Edward Flood
The Art
Aluminum Floater #2
Ed Flood’s Aluminum Floater #2 is made from layers of Plexiglas in an aluminum frame. The artwork’s transparency causes its environment to be part of the composition. Organic shapes resembling seaweed, or perhaps amoebae or other microscopic life forms, seem to emerge from the edges of the frame and wriggle across the surface. These multi-hued shapes are thinly outlined in shades of blue, green, gray, purple, or brown, suggesting the shimmering colors of an oil slick, or the bioluminescence of deep sea life.
With its muted palette and spare composition, Aluminum Floater #2 combines subtle coloring and simple shapes with extensive negative space. In other instances where the Imagists used Plexiglas as a canvas—for example, works by Barbara Rossi and Jim Nutt, who painted on the reverse side of a single sheet of Plexiglas—the artists covered most of the surface with their imagery. In contrast, Flood emphasizes an open composition.
Ed Flood’s work is characterized by an extraordinary degree of attention to craftsmanship, both in his painted imagery on Plexiglas and in the construction of the boxes that hold layers of these compositions in suspension. Influences, especially for his more colorful early works, included popular cultural references such as advertisements and comics, and the brightly colored graphics of pinball machines; these creative sources were noted by critic Robert Storr in his essay on Flood’s work, “Tropical Isles for a Cold Climate.” Among other tropes, palm trees set within various lush southern landscapes are a recurring motif in his earlier work. These images later give way to a more abstract vocabulary of biomorphic forms, as in Aluminum Floater #2, that nevertheless seem inspired by nature.
The Artist
Edward Flood
Ed Flood was one of the Chicago Imagists native to the city. Born in the suburbs in 1944, he moved into the city in the early 1960s and earned both bachelor’s and master’s degrees from the School of the Art Institute of Chicago. Flood first exhibited his work at the Hyde Park Art Center as part of the 1968 Nonplussed Some exhibition, and regularly exhibited with the Imagists in the early 1970s. In 1972, he moved with his wife Sarah Canright, another Imagist artist, to New York City. Flood achieved success in New York, but died in 1985 at the age of 41.
Key Ideas
- Smooth, transparent materials used to achieve a highly polished surface and allow for layering effects
- Biomorphic shapes that imply forms or beings found in nature
- Implied movement created on two-dimensional surfaces by employing a three-dimensional compositional device
Discussion Questions
- Notice the use of transparency in this painting by Ed Flood. The artist carefully constructed a shallow box to hold three layers of Plexiglas, a clear acrylic plastic, on which he painted a composition of multi-colored shapes. The shapes are painted on the reverse side of the plastic material, rather than on its surface, creating the effect of a perfectly smooth painted image. What comes to mind as you look at the arrangements of shapes?

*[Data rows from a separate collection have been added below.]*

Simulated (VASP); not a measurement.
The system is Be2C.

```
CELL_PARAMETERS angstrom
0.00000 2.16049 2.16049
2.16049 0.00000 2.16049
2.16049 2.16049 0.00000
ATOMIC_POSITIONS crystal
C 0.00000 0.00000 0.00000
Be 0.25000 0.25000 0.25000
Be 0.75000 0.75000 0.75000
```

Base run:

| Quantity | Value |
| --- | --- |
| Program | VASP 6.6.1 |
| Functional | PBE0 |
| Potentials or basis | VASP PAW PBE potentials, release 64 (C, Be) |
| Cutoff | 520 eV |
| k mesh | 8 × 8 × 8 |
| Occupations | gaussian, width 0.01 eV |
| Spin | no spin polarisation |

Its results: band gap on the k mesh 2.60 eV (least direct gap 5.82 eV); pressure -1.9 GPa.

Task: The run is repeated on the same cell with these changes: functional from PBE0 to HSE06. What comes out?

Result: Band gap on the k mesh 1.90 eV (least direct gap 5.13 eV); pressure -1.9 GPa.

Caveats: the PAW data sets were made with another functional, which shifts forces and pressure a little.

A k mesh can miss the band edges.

- How does the artist’s choice of transparency and layering affect your response to the painting? What effect does it have on the implied sense of movement within the painting? How is movement suggested by the arrangement of positive and negative shapes?
- Although this painting appears to be an abstraction, Ed Flood’s earlier work depicts images of nature found in the tropics, such as palm trees. What aspects of Aluminum Floater #2 might make reference to things found in nature? How else might the artist have suggested the presence of life forms in this work?